The Jay Rayner Quartet- a Night of Food & Agony
Saturday 30 March | 7:30pm
Founded in 2012 the fabulous Jay Rayner Quartet romps through a repertoire of two halves. In keeping with his international renown as a restaurant critic, Jay tackles songs that deal with food and drink. Alongside that, in a series of brilliant anecdotes, he also reminisces about his childhood growing up with a mother who was a famous agony aunt and sex advice columnist, the late Claire Rayner. Because, as he says, ‘so many blues songs sound like a letter to an agony aunt’. Cue tunes like Black Coffee and The Ladies Who Lunch, Food Glorious Food and Leonard Cohen’s Dance Me To The End of Love.
Jay is accompanied on bass by Robert Rickenberg, a formidably inventive player who rose to prominence with the Sheena Davis group and who has accompanied jazz greats such as Will Gaines and Mark Murphy. On sax is the highly-regarded Dave Lewis whose lyrical breaks power the groove in his own band, 1Up, and have seen him accompany the likes of Lamont Dozier and Bryan Ferry.

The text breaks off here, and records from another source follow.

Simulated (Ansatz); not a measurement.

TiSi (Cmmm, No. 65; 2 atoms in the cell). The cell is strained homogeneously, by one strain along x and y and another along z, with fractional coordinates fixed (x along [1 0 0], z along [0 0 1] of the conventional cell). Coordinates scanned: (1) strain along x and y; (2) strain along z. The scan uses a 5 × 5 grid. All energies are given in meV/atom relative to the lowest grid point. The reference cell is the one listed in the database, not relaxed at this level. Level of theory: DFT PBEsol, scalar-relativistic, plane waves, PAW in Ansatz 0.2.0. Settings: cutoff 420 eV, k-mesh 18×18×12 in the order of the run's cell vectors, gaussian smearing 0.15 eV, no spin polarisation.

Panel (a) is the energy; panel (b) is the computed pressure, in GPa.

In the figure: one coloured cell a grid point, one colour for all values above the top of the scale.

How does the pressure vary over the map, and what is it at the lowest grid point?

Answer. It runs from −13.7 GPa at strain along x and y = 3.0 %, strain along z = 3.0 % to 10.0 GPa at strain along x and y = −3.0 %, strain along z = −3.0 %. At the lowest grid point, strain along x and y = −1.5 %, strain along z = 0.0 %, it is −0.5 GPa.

But what completes the show is the vocal performance from the extraordinary Pat Gordon-Smith, who gets right inside every lyric. There’s a special chemistry between Pat and Jay too, which isn’t surprising. They’re married to each other. This isn’t nepotism; it’s good fortune. Pat has been singing longer than Jay has been playing, and has trained with the legendary jazz singer Liane Carroll.
Join Jay and his quartet for a night of food, agony, cracking stories and music that will nourish the soul.